Energy and Environment Reporting for Texas

Secret Price of Power Hides What Texans Really Pay

The electricity industry and its regulators in Texas have consistently touted the state’s competitive retail market as good for consumers. But price data indicate many of those customers are failing to take advantage of the lowest rates.

Courtesy Texas PUC

Donna Nelson chairs the PUC

In speeches and at public hearings, Donna Nelson, chairman of the Public Utility Commission (PUC), has contended that the areas of Texas where electricity is sold by a variety of retailers — as opposed to just one utility company as in San Antonio and Austin — is a system that benefits consumers.

“I think what the rates now show us … is that competitive markets work,” Nelson said at a commission meeting earlier this year.

Similarly, in 2011, Nelson told the Gulf Coast Power Association, an industry group, that while critics may “look for any way to describe Texas’s restructured market as a failure,” Texas retail electric providers had rates well below the national average according to an example she cited. 

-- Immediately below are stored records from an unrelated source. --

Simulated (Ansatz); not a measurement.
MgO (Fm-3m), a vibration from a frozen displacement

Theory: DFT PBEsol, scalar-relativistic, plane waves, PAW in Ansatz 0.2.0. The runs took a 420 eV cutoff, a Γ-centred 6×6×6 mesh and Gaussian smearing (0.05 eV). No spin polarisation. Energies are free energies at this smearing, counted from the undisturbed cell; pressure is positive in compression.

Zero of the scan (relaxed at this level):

“Customers in Dallas-Fort Worth could choose from several different 12-month fixed-price offers at 8.4 cents per kilowatt hour,” Nelson told the group. According to federal data, the average price nationwide in 2011 was nearly 12 cents per kilowatt hour.

But how many customers in Dallas, Houston and other “competitive markets” were actually paying those low rates like the 8.4 cents per kilowatt hour Nelson mentioned?

Secret Data

If you asked the electric retailers, there would be a problem. You’d be told such data is kept secret.

“The price of electricity is proprietary,” said John Fainter, president of the Association of Electric Companies of Texas, an industry group representing big power companies including Dallas’s TXU Energy and Houston’s Reliant Energy.

Dave Fehling/StateImpact

Texas electric retailers keep price data secret

The price actually charged to customers is considered a “trade secret”.

“I’m not aware of being able to gather that information. That would actually be between the retail electric provider and the customer and their contract,” said Sheri Givens, a lawyer who heads the Texas Office of Public Utility Counsel, a state advocate for consumers.

But there is one place to get an idea what Texas consumers are actually paying for electricity: the federal Energy Information Administration (EIA). Each year, electricity retailers send their price data to the EIA, which later publishes each company’s total number of customers and the average retail price those customers paid for power.

The data suggest that in Texas, the power marketers offering the lowest prices had relatively few takers. For example, in the 2011 data, the number of residential customers paying that 8.4 cent rate (or less) cited by the PUC’s chairman amounted to about 125,000 customers.

By contrast, the data show that by far the greater number of Texas customers were paying much higher rates. The federal data indicate the companies doing the most business were the “legacy” companies, TXU Energy and Reliant Energy, with about 3 million customers. The average price customers paid was 12 cents per kilowatt hour. In other words, they paid prices that were 50 percent more expensive than what was available, and on par with the nationwide average.

The big players in the market say the federal government’s figures shouldn’t be trusted.

“There’s a whole lot of argument in the industry about how they calculate their rates,” said John Fainter, the spokesman for the industry group that represents TXU and Reliant.

Why Do So Many Pay So Much?

The federal data seem to support what consumer advocates say they see on a regular basis: People paying far more than they should for electricity.

“A lot of folks just don’t realize their contract has expired and they’ve dropped into a variable-rate plan,” says state consumer advocate Sheri Givens.

Givens takes part in workshops around the state to help educate consumers. She said one woman she recently helped had been paying a whopping 14 cents per kilowatt hour after unknowingly letting her contract expire. Givens showed her how to find and sign up for a much lower rate of just 8 cents.

Givens says there’s “an information gap.” Some industry representatives don’t disagree.

“There is still a block of customers out there who have not taken advantage of their opportunities to choose,” said Catherine Webking, an attorney with Texas Energy Association for Marketers, which represents companies with some of the lower rates but also a tinier share of the Texas market.

“Originally, there was more funding available to the Public Utility Commission for customer education than has been made available recently,” Webking said.